Friday, October 30, 2015

More "On Daria"

Two things:

1. Cross-genres:

"We'll be through the criminal justice system and home in time for Buffy." - Quinn Morgendorffer "Speedtrapped"

2. The unspoken:

JAKE [VO]: Maybe I need to stop blaming dad for my problems and concentrate on being the best father I can. Really reach out to my little girl who always looks so lonely and tell her, "I'm here for you. I always will be."

JAKE: You know the peanut really is a second class nut. Now cashews - those are what the big guys eat. The CEOs.

DARIA [VO]: I don't care if he's afraid of heights, but he's afraid to be afraid. That's what's so heartbreaking. He's my father; shouldn't I let down the barricades for once and tell him I think he's my hero?

DARIA: How did a solid gold fish get in here? Weird.

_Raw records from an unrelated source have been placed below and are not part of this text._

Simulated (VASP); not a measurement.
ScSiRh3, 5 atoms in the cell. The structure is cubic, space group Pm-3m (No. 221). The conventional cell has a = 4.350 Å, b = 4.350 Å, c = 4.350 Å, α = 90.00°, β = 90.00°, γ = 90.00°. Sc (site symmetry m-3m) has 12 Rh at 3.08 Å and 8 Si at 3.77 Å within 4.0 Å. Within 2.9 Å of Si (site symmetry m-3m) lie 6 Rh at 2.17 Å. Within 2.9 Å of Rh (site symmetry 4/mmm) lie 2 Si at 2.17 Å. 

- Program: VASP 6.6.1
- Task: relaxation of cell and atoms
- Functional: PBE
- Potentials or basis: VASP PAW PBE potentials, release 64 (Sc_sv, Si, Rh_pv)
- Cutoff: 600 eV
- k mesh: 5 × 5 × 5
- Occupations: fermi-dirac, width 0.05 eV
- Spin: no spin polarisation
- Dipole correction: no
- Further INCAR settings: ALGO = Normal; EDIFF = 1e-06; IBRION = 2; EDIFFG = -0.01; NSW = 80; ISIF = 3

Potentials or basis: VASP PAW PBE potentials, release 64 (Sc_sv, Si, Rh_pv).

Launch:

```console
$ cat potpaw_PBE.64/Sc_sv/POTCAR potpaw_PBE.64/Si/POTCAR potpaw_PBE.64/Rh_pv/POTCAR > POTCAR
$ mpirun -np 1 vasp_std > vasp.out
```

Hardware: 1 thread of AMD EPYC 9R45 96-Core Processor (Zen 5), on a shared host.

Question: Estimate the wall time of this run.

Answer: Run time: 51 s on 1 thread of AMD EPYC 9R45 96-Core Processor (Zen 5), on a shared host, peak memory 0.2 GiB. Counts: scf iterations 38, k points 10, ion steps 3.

"Of Human Bonding" S04E07.


Captain's Log
[Pause] Supplemental

Also this from BuzzFeed: This Is What The Cast Of “Daria” Looks Like Now

Wednesday, October 21, 2015

The Bottle Imp

Listening to an adaptation of "The Bottle Imp" by "Favorite Story" from 28 October 1947 via Basically, there's a wish granting imp in a bottle, if you buy it, you have to sell it on for less than you bought it for and if you sell it for more, the bottle comes back to you - and - here's the catch - if you have it when you die, you're consigned to Hell. The Wikipedia article about the Robert Louis Stevenson story (here) states that there are a number of resolutions to 'The Bottle Paradox' exists, one of which is employed in the ending of the story. But - what if - working in the framework of the story (i.e. believing that imps and Hell and bottles exist) can't you just wish yourself to go to Heaven when you die? Doesn't that break the paradox too?

Also, points to Stevenson for employing foreign currency exchanges as a device.

Sidebar: The Kingdom of Hawaii, The story takes place in the Kingdom of Hawaii, which is what the American State of Hawaii used to be before it's occupation and annexation, as related from The Hawaiian Kingdom website.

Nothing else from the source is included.